Today we got 14 year old losers gang-raping, murdering, committing senseless crimes, no respect for the law, or the parents.
You limp wristed pansyassed whiners changed things in the early 80's and this is what you get, and you're still bitching.
Accept what you brought.
This window dressing bullshit didn't accomplish shit the first time it went around, and as a matter of fact, society went to hell because of it. My daughter grew up without me at all in her life and not only did she finish high school with honors, she also was a varsity basketball player that helped take her team to the sectionals (all without her "parents" involvement).
So don't give me shit that because the father is not involved. If society would get over this "kid glove" mentality and start instilling respect at an earlier age and create a significantly strict disciplinary schedule, the easier it would be to isolate the troublemakers and dispatch them to a facility which allows them to "thin themselves out".
Say what you want, but when you're on the ass end of that knife to your throat and this child is having his way with you, just think about his father, ok?
It made a difference for me. Everyday I saw my father getup and go to work on time. I saw him responsibly pay his bills. I saw him take care of our house. I saw how he showed respect for others. I saw him have fun in a respectable way. Somewhere along the way I turned out just like him. On the other hand I have a grandson who doesn't live with his father. He lies, he steals, he tries to run con games.
Fortunately he hasn't been arrested for anything yet, but he's on his way.
I think the root issue needs to be addressed, and that is some statistics show that up to 70% of black children are born out of wedlock.
Matt Holdridge
The Toledo Tattler
The answer to this question is the easiest slam dunk in history...yes, yes and yes. Of course, there are exceptions and of course there are kids who do just fine without a father figure in their lives, but they are the exception and not the rule.
Is that children with fathers active and present in their lives have a better chance of succeeding academically and socially. Why anyone would argue with that simple thought process is beyond me.
"Why anyone would argue with that simple thought process is beyond me."
Because there are thousands of socialists out there who believe that NOBODY has anything to do with a child's success except the government.
"It takes a village"?? Meaning it takes a village all paying taxes to properly raise a child.
...why the study chose a certain ethnic group to study instead of the community as a whole?
"Out of the Governor
...I could never understand why people want to go up to Detroit to gamble when they could go into business (or start a family)and at least "shorten" the odds (but it's still a gamble).
The same applies to almost any aspect of life. Brian's daughter succeeded in spite of the odds against her. I had a friend who succeeded despite an alcoholic father, but, alas, his other brothers turned out "failures". The question is: is there a better chance of a child succeeding with the "short odds" of a father and a mother (no matter how screwed up the marriage), or the "long odds" of no father?

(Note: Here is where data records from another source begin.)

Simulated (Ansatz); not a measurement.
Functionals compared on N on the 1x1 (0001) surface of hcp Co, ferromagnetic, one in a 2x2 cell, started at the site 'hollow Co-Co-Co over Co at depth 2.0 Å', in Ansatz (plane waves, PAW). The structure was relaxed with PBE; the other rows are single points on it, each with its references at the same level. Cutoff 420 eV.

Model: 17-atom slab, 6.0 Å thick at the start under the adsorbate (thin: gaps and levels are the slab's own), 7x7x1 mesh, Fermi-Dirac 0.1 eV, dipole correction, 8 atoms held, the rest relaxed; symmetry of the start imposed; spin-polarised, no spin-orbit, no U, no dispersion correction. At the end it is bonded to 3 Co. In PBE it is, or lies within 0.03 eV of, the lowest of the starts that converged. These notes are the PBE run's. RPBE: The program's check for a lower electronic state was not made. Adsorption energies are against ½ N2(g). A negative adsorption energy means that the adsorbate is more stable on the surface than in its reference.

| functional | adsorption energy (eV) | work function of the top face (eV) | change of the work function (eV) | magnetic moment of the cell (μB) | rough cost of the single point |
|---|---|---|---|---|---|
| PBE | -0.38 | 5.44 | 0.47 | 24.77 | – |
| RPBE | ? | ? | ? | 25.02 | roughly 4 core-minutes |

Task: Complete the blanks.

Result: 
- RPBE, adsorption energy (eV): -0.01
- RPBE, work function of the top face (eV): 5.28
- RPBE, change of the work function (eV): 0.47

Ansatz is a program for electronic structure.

There are "success" stories without two parents. We read about them in history, or as "popular" stories. But for most of us "ordinary" people we probably owe our success to a "two-parent" family. Looking back on my life I might have overcome being an orphan, or having only a mother but I am glad I had a father (even when he became senile in his middle 80's).
Just to clarify...you're not trying to argue that having a more stable home life with you (as her father) in the picture wouldn't have made a difference, are you?
(I get that you're trying to prove a point of some sort about other stuff using your daughter's situation as an example, but in a bizarre way you're almost coming across as sounding like you don't think having you in the picture would have made a difference in her life?)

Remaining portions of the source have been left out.